How to make targeted offers to customers?

Marketing Campaign Optimization

This notebook is part of the Prescriptive Analytics for Python

Describe the business problem

  • This example is based on a fictional banking company.
  • The marketing department wants to achieve more profitable results in future campaigns by matching the right offer of financial services to each customer.
  • The data science team needs to compute this best plan: it first predicted the current customer behavior with SPSS and stored the data in a CSV.
  • Now they need to apply optimization on this dataset to determine the next best action.
  • The Self-Learning Response Model (SLRM) node from SPSS Modeler enables you to build a model that you can continually update. Such updates are useful in building a model that assists with predicting which offers are most appropriate for customers and the probability of the offers being accepted. These sorts of models are most beneficial in customer relationship management, such as marketing applications or call centers.
  • Specifically, the example uses a Self-Learning Response Model to identify the characteristics of customers who are most likely to respond favorably based on previous offers and responses and to promote the best current offer based on the results.

A set of business constraints have to be respected:

  • We have a limited budget to run a marketing campaign based on "gifts", "newsletter", "seminar"...
    • Each has a cost and an impact (weight)
  • We want to determine which is the unique best way to contact the customers.
  • We need to identify which customers to contact.

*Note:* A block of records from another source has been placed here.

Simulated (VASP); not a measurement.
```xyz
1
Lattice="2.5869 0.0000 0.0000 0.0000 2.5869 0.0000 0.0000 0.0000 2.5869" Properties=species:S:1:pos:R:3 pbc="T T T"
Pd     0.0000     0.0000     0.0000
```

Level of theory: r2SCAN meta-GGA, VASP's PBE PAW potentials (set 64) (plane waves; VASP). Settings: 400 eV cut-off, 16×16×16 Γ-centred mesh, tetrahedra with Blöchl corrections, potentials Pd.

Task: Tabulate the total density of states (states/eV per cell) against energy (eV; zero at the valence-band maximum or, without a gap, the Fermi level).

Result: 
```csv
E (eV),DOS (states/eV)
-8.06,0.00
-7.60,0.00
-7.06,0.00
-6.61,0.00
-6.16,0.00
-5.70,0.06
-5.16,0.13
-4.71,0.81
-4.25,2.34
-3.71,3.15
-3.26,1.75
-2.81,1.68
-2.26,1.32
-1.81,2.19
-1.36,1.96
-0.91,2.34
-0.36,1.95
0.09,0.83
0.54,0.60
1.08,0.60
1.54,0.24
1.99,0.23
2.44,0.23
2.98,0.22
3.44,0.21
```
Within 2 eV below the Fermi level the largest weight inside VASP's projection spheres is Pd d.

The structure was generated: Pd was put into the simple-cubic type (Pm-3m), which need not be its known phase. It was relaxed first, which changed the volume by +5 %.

Why are Prescriptive Analytics useful?

Solving a very simple Marketing Campaign

  • For each possible campaign, a cost C and an expected return R are provided
  • We have a limited budget to spend efficiently.
How do you spend your $100?
Revenue Cost
39 20
20 11
22 12
26 14
Revenue Cost
36 20
30 16
17 9
34 19

Trying a custom algorithm

  • What about the following rule (heuristic):
    • Sort campaigns according to decreasing return to cost ratio R / C to have the "best" ROI at first.
    • Choose campaigns in this order until the $100k budget is exhausted
Revenue Cost Ratio
39 20 1.95
17 9 1.89
30 16 1.88
26 14 1.86
22 12 1.83
20 11 1.82
36 20 1.80
34 19 1.19
  • You will end up selecting the bold columns, with a revenue of 154 for a cost of 82.
  • Your profit is \$72

Using prescriptive analytics

  • Using CPLEX algorithm, you will be able to express your business constraints as mathematical sentences, then CPLEX will compute the values of decision variables (should I select an item or not?) mapped to the data.
  • Asking for the maximum ROI, you will get a different optimal solution
  • You could write a custom algorithm to the combinations (handle holes)… and search for the best solution but these are usually not trivial, time-consuming to implement whereas solving your problem with CPLEX Optimizer, you benefit from already implemented search algorithm that have been proven very efficient.
Revenue Cost Ratio
39 20 1.95
17 9 1.89
30 16 1.88
26 14 1.86
22 12 1.83
20 11 1.82
36 20 1.80
34 19 1.79
  • You will end up selecting the bold columns, with a revenue of 185 for a cost of 100.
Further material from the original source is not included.